By Robert J. Tamasy
When people learn I am a writer, they often say, “Oh, I could never do that. Writing is so difficult for me to do.” This makes me chuckle, because I feel the same way about practically any other line of work. I admire people with mechanical skills, such as carpenters, plumbers, electricians or all-purpose handymen (or women). I cannot imagine how CPAs and bookkeepers do the work they do. Individuals who excel at public speaking amaze me, and gifted leaders who can inspire and mobilize those that report to them have my great respect.
We are all different, drawing from a unique “toolbox” of gifts, skills and experiences. That is one reason we need each other – working together, we complement one another’s abilities. Have you ever considered, however, where our innate talents, skills and preferences come from?

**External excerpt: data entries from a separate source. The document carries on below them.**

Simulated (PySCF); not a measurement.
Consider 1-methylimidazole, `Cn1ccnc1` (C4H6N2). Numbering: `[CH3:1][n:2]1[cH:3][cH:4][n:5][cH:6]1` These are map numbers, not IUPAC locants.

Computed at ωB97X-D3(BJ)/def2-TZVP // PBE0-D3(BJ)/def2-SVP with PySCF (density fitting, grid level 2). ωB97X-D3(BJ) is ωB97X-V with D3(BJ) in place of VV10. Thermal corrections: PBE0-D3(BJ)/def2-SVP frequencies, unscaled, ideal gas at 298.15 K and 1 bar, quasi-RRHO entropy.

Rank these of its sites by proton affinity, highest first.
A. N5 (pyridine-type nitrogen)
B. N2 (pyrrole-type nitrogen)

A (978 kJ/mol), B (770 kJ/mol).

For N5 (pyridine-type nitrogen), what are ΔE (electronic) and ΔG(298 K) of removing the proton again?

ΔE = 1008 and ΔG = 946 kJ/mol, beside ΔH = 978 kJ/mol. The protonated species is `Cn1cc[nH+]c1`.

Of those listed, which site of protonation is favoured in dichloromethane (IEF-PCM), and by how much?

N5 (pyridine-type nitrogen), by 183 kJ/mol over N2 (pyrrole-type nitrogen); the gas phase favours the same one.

I began writing early in my life. Although I did not regard it as a career possibility until about two years into college, it has always been an enjoyable part of my life, something about which I grew more and more passionate. The interesting thing is, I never decided one day, “I think I am going to pursue writing, rather than becoming a mechanic, or a doctor, lawyer or scientist.” It was like writing was “hard-wired” into my being, an integral part of who I was – and am today.
My conclusion about where we get our innate abilities is simple: God bestows them to us as He sees fit. Some people are natural salespeople; others have special management strengths, while others are uniquely equipped to become engineers, teachers, nurses or architects.
Psalm 139:14 says of God, “For you created my inmost being…. I am fearfully and wonderfully made, your works are wonderful, I know that full well.” I believe that includes the talents and specific gifts that sometimes manifest themselves in early childhood, like a musical prodigy or a mathematical genius who can solve complex equations long before many young peers even know how to read.
But this special equipping of the Lord does not stop at the womb. It continues throughout our lives when we are sensitive to His leading and obedient to His call. Consider:
Using our gifts fulfills God’s will. How we use our unique talents and abilities is not just for our benefit, but also fulfill God’s will for our lives – as well as His perfect, eternal intentions. “Now may the God of peace…equip you with everything good for doing his will, and may he work in us what is pleasing to him” (Hebrews 13:20-21).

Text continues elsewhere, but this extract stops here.